Nested Stochastic Algorithm for Generalized Sinkhorn distance-Regularized Distributionally Robust Optimization
This work addresses robust model training against data distribution shifts for machine learning applications, presenting an incremental improvement in algorithm design for large-scale DRO problems.
The paper tackles regularized nonconvex distributionally robust optimization (DRO) problems with generalized Sinkhorn distance uncertainty sets, deriving a dual formulation as nested stochastic optimization and proposing a nested stochastic gradient descent algorithm with polynomial iteration and sample complexities independent of data size and parameter dimension.

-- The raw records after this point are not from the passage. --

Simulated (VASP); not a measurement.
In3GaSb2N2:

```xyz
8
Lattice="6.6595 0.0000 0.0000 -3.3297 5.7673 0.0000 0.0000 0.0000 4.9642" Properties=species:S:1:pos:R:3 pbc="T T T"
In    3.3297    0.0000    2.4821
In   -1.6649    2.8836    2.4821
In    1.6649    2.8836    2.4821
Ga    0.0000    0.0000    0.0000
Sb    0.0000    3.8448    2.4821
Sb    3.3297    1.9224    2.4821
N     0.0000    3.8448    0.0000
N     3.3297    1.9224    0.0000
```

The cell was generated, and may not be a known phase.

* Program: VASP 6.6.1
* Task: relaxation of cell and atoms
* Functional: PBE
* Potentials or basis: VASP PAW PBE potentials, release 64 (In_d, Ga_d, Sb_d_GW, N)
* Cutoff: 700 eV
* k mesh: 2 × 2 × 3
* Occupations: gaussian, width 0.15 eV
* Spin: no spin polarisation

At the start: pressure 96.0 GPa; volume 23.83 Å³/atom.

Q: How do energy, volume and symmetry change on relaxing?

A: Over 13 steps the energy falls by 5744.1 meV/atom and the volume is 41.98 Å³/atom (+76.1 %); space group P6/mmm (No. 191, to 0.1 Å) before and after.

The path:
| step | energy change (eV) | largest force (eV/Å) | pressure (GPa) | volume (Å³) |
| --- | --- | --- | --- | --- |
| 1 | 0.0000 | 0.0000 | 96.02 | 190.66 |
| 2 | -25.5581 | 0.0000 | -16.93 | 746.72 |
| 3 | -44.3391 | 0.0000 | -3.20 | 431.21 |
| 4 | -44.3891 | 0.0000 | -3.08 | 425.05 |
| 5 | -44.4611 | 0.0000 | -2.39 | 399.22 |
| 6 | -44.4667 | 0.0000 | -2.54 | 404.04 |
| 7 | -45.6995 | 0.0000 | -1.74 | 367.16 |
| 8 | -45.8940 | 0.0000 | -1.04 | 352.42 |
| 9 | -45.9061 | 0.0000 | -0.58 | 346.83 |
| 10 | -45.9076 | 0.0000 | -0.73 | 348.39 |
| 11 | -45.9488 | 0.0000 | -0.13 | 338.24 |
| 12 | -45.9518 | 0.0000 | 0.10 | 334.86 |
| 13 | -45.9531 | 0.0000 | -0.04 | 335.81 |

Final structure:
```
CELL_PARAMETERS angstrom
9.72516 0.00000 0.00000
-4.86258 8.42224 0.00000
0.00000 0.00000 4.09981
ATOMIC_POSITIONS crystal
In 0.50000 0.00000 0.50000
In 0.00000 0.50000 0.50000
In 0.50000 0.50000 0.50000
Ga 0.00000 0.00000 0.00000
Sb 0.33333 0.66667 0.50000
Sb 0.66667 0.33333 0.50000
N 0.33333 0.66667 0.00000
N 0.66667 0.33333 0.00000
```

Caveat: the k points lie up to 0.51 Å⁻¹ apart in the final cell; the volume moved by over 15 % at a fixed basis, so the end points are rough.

Distributionally robust optimization (DRO) is a powerful technique to train robust models against data distribution shift. This paper aims to solve regularized nonconvex DRO problems, where the uncertainty set is modeled by a so-called generalized Sinkhorn distance and the loss function is nonconvex and possibly unbounded. Such a distance allows to model uncertainty of distributions with different probability supports and divergence functions. For this class of regularized DRO problems, we derive a novel dual formulation taking the form of nested stochastic optimization, where the dual variable depends on the data sample. To solve the dual problem, we provide theoretical evidence to design a nested stochastic gradient descent (SGD) algorithm, which leverages stochastic approximation to estimate the nested stochastic gradients. We study the convergence rate of nested SGD and establish polynomial iteration and sample complexities that are independent of the data size and parameter dimension, indicating its potential for solving large-scale DRO problems. We conduct numerical experiments to demonstrate the efficiency and robustness of the proposed algorithm.